Replace strategy

I have something a lot like

resource "openstack_compute_instance_v2" "basic" {
 count = 5
  name            = "basic"
  image_id        = "ad091b52-742f-469e-8f3c-fd81cadf0743"
  flavor_id       = "3"
  key_pair        = "my_key_pair_name"
  security_groups = ["default"]

  metadata = {
    this = "that"
  }

  network {
    name = "my_network"
  }
}

if I change the image obviously it all deletes and new ones create.

I want to force it to delete one/make one THEN delete next/make next and so on as a rolling update.

Is this possible?

Hi @HelenCousins,

Terraform alone doesn’t include built-in facilities for that sort of gradual migration. Typically we rely on features of the underlying platform to achieve this effect, such as in AWS using autoscaling groups so that the autoscaling service can be responsible for swapping the individual images and Terraform is just the one commanding it to do so.

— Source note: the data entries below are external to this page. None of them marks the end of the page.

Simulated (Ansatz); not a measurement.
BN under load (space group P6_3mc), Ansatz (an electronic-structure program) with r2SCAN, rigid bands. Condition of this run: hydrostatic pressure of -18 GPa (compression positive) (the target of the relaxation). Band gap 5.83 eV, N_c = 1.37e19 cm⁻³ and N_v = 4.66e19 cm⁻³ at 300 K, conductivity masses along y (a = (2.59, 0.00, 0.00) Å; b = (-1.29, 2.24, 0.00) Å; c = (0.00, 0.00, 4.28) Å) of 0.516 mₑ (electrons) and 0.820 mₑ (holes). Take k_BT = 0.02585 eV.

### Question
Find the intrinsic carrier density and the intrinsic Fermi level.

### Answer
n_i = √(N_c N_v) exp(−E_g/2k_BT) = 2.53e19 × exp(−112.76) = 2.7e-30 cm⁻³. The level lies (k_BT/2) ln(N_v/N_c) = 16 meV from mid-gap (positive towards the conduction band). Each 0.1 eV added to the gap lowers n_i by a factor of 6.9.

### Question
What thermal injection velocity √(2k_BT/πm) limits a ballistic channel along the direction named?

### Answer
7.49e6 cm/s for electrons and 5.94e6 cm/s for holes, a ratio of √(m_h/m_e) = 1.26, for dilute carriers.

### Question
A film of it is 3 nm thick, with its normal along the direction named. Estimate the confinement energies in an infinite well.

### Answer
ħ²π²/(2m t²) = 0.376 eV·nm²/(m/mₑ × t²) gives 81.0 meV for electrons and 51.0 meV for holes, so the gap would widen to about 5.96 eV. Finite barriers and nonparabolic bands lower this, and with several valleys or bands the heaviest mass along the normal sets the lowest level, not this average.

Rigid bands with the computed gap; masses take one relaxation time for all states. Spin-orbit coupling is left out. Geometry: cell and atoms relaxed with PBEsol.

I don’t know if OpenStack has a comparable mechanism, though. If not, it is possible in principle to build a workflow that can achieve it with Terraform, but it will come in the form of automation you build around Terraform rather than something built in to Terraform itself.

For example, you can use input variables to specify both the old and new images and a number representing the “rollout threshold” for which subset of your compute instances will use the new image:

variable "image_id" {
  type = string
}

variable "new_image_threshold" {
  type    = number
  default = 0
}

variable "new_image_id" {
  type    = string
  default = null
}

resource "openstack_compute_instance_v2" "basic" {
  count = 5

  image_id = count.index < var.new_image_threshold ? var.new_image_id : var.image_id
  # ...

With these arguments in place you can run Terraform multiple times to gradually roll out your new image:

terraform apply -var="image_id=OLD"
terraform apply -var="image_id=OLD" -var="new_image_id=NEW" -var="new_image_threshold=1"
terraform apply -var="image_id=OLD" -var="new_image_id=NEW" -var="new_image_threshold=2"
terraform apply -var="image_id=OLD" -var="new_image_id=NEW" -var="new_image_threshold=3"
terraform apply -var="image_id=OLD" -var="new_image_id=NEW" -var="new_image_threshold=4"
terraform apply -var="image_id=NEW"

At each step, Terraform should notice that one more of the instances now uses the new image id NEW and propose to replace it. At the last step, we pivot to using NEW as the “main” image ID, leaving new_image_id and new_image_threshold unset again, and thus reach the new stable state of using only that one new image.

This is just one example of a rollout strategy. Another common one is to write a separate resource for each image version and temporarily have twice as many images as normal – five of the old and five of the new – and then destroy the old ones once the new ones are all initialized. That’s an approach that requires fewer intermediate steps, but obviously can only work if your system design can tolerate there temporarily being “too many” instances during a rollout.

oh, I like the 10 servers option; but alas, available resource is 5, so it’s delete/create. That threshold thing I had not thought of.